[v3,3/3] NFSv4: Refactor NFS to be use user namespaces

Sargun Dhillon Oct. 21, 2020
In several patches work has been done to enable NFSv4 to use user
namespaces: 58002399da65: NFSv4: Convert the NFS client idmapper to use the
container user namespace 3b7eb5e35d0f: NFS: When mounting, don't share
filesystems between different user namespaces

Unfortunately, the userspace APIs were only such that the userspace facing side of the
filesystem (superblock s_user_ns) could be set to a non init user namespace. This furthers
the fs_context related refactoring, and piggybacks on top of that logic, so the superblock
user namespace, and the NFS user namespace are the same.

This change only allows those users whom are not using ID mapping to use user namespaces
because the upcall mechanism still needs to be made fully namespace aware. Currently,
it is only network namespace aware (and this patch doesn't impede that behaviour).
Also, there is currently a limitation that enabling / disabling ID mapping can only
be done on a machine-wide basis.

Eventually, we will need to at least:
  * Separate out the keyring cache by namespace
  * Come up with an upcall mechanism that can be triggered inside of the container,
    or safely triggered outside, with the requisite context to do the right mapping.
  * Handle whatever refactoring needs to be done in net/sunrpc.

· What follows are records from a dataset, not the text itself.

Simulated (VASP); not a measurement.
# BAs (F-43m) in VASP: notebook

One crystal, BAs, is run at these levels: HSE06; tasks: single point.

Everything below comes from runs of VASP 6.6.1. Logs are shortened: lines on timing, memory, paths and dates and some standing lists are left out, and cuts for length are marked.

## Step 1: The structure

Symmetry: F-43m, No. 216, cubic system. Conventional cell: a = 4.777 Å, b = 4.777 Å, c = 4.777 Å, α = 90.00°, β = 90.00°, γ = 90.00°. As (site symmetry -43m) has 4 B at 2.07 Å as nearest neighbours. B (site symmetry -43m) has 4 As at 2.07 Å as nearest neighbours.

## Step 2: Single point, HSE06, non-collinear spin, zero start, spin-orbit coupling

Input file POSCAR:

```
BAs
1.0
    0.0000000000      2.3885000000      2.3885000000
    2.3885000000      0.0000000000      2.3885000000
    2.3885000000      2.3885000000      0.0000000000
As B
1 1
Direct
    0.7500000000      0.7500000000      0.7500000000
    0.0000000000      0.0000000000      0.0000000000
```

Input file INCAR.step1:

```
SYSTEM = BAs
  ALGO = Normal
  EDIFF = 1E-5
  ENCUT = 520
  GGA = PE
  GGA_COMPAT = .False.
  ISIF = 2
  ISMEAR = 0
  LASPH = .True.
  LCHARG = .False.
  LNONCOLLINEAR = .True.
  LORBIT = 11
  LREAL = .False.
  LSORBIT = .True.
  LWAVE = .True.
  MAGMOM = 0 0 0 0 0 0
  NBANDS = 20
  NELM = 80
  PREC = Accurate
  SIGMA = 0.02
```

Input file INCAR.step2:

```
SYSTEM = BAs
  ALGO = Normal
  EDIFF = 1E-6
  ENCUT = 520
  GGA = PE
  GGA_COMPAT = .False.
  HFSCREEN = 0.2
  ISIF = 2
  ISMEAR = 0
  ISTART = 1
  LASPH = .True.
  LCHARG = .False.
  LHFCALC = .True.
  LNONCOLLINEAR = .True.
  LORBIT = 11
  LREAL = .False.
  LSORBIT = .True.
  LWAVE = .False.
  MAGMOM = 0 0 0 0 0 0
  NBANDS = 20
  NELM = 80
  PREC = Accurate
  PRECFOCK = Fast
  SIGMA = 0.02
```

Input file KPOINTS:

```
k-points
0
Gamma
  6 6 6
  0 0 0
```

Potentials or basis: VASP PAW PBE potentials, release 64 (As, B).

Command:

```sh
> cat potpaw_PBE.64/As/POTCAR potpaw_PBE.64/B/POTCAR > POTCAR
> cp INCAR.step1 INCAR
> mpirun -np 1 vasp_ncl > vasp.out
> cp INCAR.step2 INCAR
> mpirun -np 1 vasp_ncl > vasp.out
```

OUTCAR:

Signed-off-by: Sargun Dhillon <sargun@sargun.me>
diff --git a/fs/nfs/nfs4client.c b/fs/nfs/nfs4client.c
index daacc78a3d48..0811e9540bf5 100644
--- a/fs/nfs/nfs4client.c
+++ b/fs/nfs/nfs4client.c
@@ -1151,7 +1151,19 @@  struct nfs_server *nfs4_create_server(struct fs_context *fc)
 	if (!server)
 		return ERR_PTR(-ENOMEM);
-	server->cred = get_cred(current_cred());
+	/*
+	 * current_cred() must have CAP_SYS_ADMIN in init_user_ns. All non
+	 * init user namespaces cannot mount NFS, but the fs_context
+	 * can be created in any user namespace.
+	 */
+	if (fc->cred->user_ns != &init_user_ns) {
+		dprintk("%s: Using creds from non-init userns\n", __func__);
+	} else if (fc->cred != current_cred()) {
+		dprintk("%s: Using creds from fs_context which are different than current_creds\n",
+			__func__);
+	}
+	server->cred = get_cred(fc->cred);
 	auth_probe = ctx->auth_info.flavor_len < 1;
@@ -1164,6 +1176,19 @@  struct nfs_server *nfs4_create_server(struct fs_context *fc)
 	if (error < 0)
 		goto error;
+	/*
+	 * nfs4idmap is not fully isolated by user namespaces. It is currently
+	 * only network namespace aware. If upcalls never happen, we do not
+	 * need to worry as nfs_client instances aren't shared between
+	 * user namespaces.
+	 */
+	if (idmap_userns(server->nfs_client->cl_idmap) != &init_user_ns &&
+		!(server->caps & NFS_CAP_UIDGID_NOMAP)) {
+		error = -EINVAL;
+		errorf(fc, "Mount credentials are from non init user namespace and ID mapping is enabled. This is not allowed.");
+		goto error;
+	}
 	return server;
diff --git a/fs/nfs/nfs4idmap.c b/fs/nfs/nfs4idmap.c
index 8d8aba305ecc..33dc9b76dc17 100644
--- a/fs/nfs/nfs4idmap.c
+++ b/fs/nfs/nfs4idmap.c
@@ -73,7 +73,7 @@  struct idmap {
 	struct user_namespace	*user_ns;
-static struct user_namespace *idmap_userns(const struct idmap *idmap)
+struct user_namespace *idmap_userns(const struct idmap *idmap)
 	if (idmap && idmap->user_ns)
 		return idmap->user_ns;
diff --git a/fs/nfs/nfs4idmap.h b/fs/nfs/nfs4idmap.h
index de44d7330ab3..2f5296497887 100644
--- a/fs/nfs/nfs4idmap.h
+++ b/fs/nfs/nfs4idmap.h
@@ -38,7 +38,7 @@ 
 #include <linux/uidgid.h>
 #include <uapi/linux/nfs_idmap.h>
+#include <linux/user_namespace.h>
 /* Forward declaration to make this header independent of others */
 struct nfs_client;
@@ -50,6 +50,7 @@  int nfs_idmap_init(void);
 void nfs_idmap_quit(void);
 int nfs_idmap_new(struct nfs_client *);
 void nfs_idmap_delete(struct nfs_client *);
+struct user_namespace *idmap_userns(const struct idmap *idmap);
 void nfs_fattr_init_names(struct nfs_fattr *fattr,
 		struct nfs4_string *owner_name,